Of all my fruitless searches.
There was a moment, at about 6 p.m., when I thought that I'd missed the grocery store's closing time and would actually be forced to eat in a restaurant because I had no food in the house. It's been a long time since I've felt that little sinking in the pit of my stomach--that feeling of having mismanaged things badly enough to leave myself with nothing to eat. Fortunately, even though the other shops were closing up, Sainsbury's was still open--and bustling.
Even more fortunately, they were selling umbrellas.

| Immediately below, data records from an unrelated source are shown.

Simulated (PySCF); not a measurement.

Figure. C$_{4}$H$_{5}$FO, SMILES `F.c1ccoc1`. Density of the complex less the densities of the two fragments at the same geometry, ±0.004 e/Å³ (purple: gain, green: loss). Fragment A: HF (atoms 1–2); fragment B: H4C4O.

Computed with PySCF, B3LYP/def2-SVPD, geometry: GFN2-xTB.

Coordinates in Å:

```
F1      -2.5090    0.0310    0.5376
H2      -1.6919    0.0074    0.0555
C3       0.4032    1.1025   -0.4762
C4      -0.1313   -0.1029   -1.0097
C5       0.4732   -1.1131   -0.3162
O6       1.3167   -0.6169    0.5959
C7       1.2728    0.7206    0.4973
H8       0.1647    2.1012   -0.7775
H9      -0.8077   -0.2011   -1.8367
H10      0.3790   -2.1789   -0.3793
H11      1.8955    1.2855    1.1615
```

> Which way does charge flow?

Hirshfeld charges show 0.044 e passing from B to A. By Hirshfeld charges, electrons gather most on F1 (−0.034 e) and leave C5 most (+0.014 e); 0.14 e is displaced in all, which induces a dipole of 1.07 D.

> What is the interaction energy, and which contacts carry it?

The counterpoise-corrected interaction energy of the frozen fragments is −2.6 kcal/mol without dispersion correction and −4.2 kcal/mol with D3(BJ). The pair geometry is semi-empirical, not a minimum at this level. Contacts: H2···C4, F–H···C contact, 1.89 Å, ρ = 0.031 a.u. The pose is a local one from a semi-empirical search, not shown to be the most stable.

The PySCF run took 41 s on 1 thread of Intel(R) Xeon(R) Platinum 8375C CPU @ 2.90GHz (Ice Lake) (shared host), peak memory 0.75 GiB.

After having spent the morning and afternoon reading my very strange Thomas Hardy novel, I headed out in the late afternoon to acquire some more basics. A power strip. Ink (finally). Milk. A Handbook of British Birds (the better to identify the moorhens that run through The Backs, the green spaces and gardens that stretch along the west side of the Cam, across from the colleges on the river's east side). And an umbrella. Today, I even began my errands by searching for an umbrella, since I've managed to come home without one for two days in a row. Store after store, I searched high and low, finding only one place that carried them--and finding that place's selection damnably weak and overpriced. Finally, as I was about to give up and just buy some groceries, I rediscovered the umbrella display at the door of the grocery store.
Then things got weird. I know that I selected an umbrella. It cost £5. It was in my shopping basket. And yet somehow, when I got halfway home and realized that I hadn't put it in my grocery bag with my other items, I also realized that I hadn't seen it on the conveyor belt. Either it disappeared from my shopping basket--which would be downright bizarre--or I left it there when I put my things on the belt. Or, inexplicably, I never put it in there to begin with.
It was that kind of day here: there was some oversleeping and some disorientation (at one point, I woke up facing the wall and started to panic because I couldn't think of anywhere I should be waking up to utter blankness); there was a lot of reading; there was a lovely walk to town and a stroll through the local Arts and Crafts Market; and then there was a frustrating and frustrated search for a very basic item that, in my own country, I'd be able to locate with no difficulty. Because we have enormous stores that carry everything, instead of many specialized stores. I will be glad for the specialized stores during the majority of my stay here. Today, they just pissed me off.
On my walk home, listening to my bottle of rioja clinking against my bottle of olive oil, I stopped to watch the moorhens chasing each other. They have long legs and enormous feet, and when they run they resemble little children running headlong with their hands clasped behind their backs. In fact, they looked not unlike the child I saw racing his father to meet his laughing mother on the Garret Hostel Lane bridge this afternoon. What I hadn't anticipated about this year is how much proximity I would have with small children, or how much I would be gladdened by their being around--even when they're screaming, "Come here! Come here!" or "Shut up!" The college's children play all day long. I suspect that they, too, may be realizing that their summer is nearly over.
Tomorrow I will try again for an umbrella.
1 Comments:
I don't know what to say about the disappearing umbrella, but I say, "Don't despair in the least when you cannot pull dinner together as you planned." Or at least, remember our family who only end up with the dinner they intended (if we even got as far as having intentions) about 50% of the time!